New town, new job, new ISP...
Published 26 August 2005
Hi! You've stumbled upon a blog post by a guy named Ryan. I'm not that guy anymore, but I've left his posts around because cool URIs don't change and to remind me how much I've learned and grown over time.
Ryan was a well-meaning but naïve and priviledged person. His views don't necessarily represent the views of anyone.
What you are reading represents a triumph of man over machine. As it happens, Comcast cable internet is not the most reliable construction, especially when finagled through half-century-old homes continuously rented to students. Surprise, surprise.

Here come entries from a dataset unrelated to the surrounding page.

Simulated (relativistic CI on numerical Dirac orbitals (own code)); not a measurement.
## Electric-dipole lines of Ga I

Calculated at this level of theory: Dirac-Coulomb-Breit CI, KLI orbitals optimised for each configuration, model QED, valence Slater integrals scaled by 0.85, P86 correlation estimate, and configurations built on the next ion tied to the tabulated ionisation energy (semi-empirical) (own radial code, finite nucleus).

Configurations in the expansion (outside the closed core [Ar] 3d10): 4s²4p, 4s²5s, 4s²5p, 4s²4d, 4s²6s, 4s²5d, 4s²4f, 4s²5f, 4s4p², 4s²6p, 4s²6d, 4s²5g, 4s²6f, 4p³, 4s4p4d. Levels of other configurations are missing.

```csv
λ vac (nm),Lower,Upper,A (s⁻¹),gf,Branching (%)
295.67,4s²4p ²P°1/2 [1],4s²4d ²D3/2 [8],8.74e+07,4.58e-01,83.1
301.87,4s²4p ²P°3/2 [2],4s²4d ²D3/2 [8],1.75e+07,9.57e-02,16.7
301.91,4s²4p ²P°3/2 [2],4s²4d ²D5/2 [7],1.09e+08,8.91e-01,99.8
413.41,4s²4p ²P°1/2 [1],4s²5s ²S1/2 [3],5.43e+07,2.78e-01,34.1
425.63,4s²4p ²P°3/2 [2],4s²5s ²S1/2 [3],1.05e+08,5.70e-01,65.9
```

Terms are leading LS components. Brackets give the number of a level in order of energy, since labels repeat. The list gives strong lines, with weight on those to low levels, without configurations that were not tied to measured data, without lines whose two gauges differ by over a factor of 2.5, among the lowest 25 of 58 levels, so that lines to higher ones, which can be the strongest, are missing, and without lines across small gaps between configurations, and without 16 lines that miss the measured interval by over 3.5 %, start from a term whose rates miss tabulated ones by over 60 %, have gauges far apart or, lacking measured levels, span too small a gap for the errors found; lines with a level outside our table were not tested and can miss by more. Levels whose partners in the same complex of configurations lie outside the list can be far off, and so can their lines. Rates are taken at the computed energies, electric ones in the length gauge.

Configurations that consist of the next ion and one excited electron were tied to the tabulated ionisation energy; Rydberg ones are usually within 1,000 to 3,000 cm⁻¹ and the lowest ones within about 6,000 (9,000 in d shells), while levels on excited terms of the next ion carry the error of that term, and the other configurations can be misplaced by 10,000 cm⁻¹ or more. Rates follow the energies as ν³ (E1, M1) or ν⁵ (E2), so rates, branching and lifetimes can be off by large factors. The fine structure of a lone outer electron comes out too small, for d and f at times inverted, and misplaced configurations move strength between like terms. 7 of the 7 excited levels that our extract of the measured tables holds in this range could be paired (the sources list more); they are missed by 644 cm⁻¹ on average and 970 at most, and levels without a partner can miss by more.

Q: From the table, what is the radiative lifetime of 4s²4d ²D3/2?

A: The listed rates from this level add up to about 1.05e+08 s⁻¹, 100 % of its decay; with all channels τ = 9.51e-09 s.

I find myself in a new city, Ann Arbor—the last stronghold of the liberal elite, buttressing the rest of the state from the ever-pressing hordes of Red Statists bent on conquering the fertile voter fields of Detroit and Flint. The entire town smells of variety. In contrast to the four-square mile Prison of Alma (near to Denmark in being one o’ the worst), the vista changes from block to block: student ghetto to $300,000 single-family homes to century-old 10,000 square foot fraternities to sky scrapers to mom and pop restaurants and shops. It's alive with folklore (more on that later). I hope to find great adventure here.
Included in this new beginning is new employment: hired on-the-spot by an in-town ad firm, I'll be part of a fledgling interactive division bent on unseating some midwest giants. Eventually. In the meantime I've got to learn to function before 10 a.m. again, train myself not to blatantly flirt with the office cutie (it's a job, Ryan, not college—not college), and patch together some kind of existence between the computer screens (which to my chagrin, might be feeding crimals instead of my heroes, but hopefully not for long).
And, as Roland might say, there will be Internet if God wills it.